2. Materials and Methods

2.1. Workflow Chart

The flow chart for this study is shown in Figure 1. First, PET and Al were selected, and then the volume fraction of Al was selected. Second, finite element analysis and numerical analysis were performed according to the volume fraction of Al. In this case, Ansys mechanical workbench 2021 software was used for finite element analysis, and Reuss and Halpin–Tsai model were used for numerical analysis. Third, the elastic modulus, shear modulus, and Poisson’s ratio calculated from FEM and numerical analysis were analyzed. Fourth, we will plan to continue research on correction factors based on the predicted values calculated from FEM and numerical analysis.

2.2. Analysis Model

In this study, the representative volume element (RVE) was modeled for finite element analysis by applying the homogenization method to the PET-based AP, as shown in Figure 2. Here, each colored particle represents an irregularly dispersed AP particle. The generation of RVE plays an important role when determining the effective characteristics of composite materials by applying the FEM using the homogenization method [34]. The RVE representation consists of defining the different supposed homogeneous phases, and in particular their shape, orientation, and distribution. Isotropic composite materials can be manufactured because spherical and particle-like additives are freely dispersed inside the matrix [35,36,37,38,39]. Such isotropic composite materials have no directionality and are thus likely to be widely used in the manufacturing field. Furthermore, the analysis model in this study can predict mechanical properties based on the assumption that the two substances are fully coupled, and the model can reliably interpret particle shape and directionality in the future based on theoretical experiments.

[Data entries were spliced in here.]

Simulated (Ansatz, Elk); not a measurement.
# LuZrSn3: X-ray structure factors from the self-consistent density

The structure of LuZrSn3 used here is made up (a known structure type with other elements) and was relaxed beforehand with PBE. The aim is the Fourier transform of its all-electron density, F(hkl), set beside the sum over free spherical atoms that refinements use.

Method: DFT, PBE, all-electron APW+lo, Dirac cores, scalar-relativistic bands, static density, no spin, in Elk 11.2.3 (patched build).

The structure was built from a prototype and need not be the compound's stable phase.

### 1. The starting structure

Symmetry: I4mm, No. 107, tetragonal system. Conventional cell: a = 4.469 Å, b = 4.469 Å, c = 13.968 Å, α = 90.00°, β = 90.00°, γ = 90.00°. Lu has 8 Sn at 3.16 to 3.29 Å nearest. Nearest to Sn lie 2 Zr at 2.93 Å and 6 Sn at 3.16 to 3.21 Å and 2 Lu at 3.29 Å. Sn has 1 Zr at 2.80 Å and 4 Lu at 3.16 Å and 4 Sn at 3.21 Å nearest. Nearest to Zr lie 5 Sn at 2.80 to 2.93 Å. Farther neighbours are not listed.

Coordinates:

AP was assumed to be a spherical shape with a diameter of 1 μm to reflect the characteristics existing as particles in the matrix material. The size of the RVE model was set at 8 × 8 × 8 μm. The Monte Carlo method [40,41] was used as the code for particle generation to define the position between the particle, particle surface, and collision detection. The Monte Carlo method or experiment is an algorithm that mathematically approximates the value of a function using repeated random sampling. The particles have a constant probability distribution for each position based on a random space in the matrix according to the Monte Carlo method. In addition, homogeneity for each material is deemed to be secure because the position of the particles is calculated using the Monte Carlo method.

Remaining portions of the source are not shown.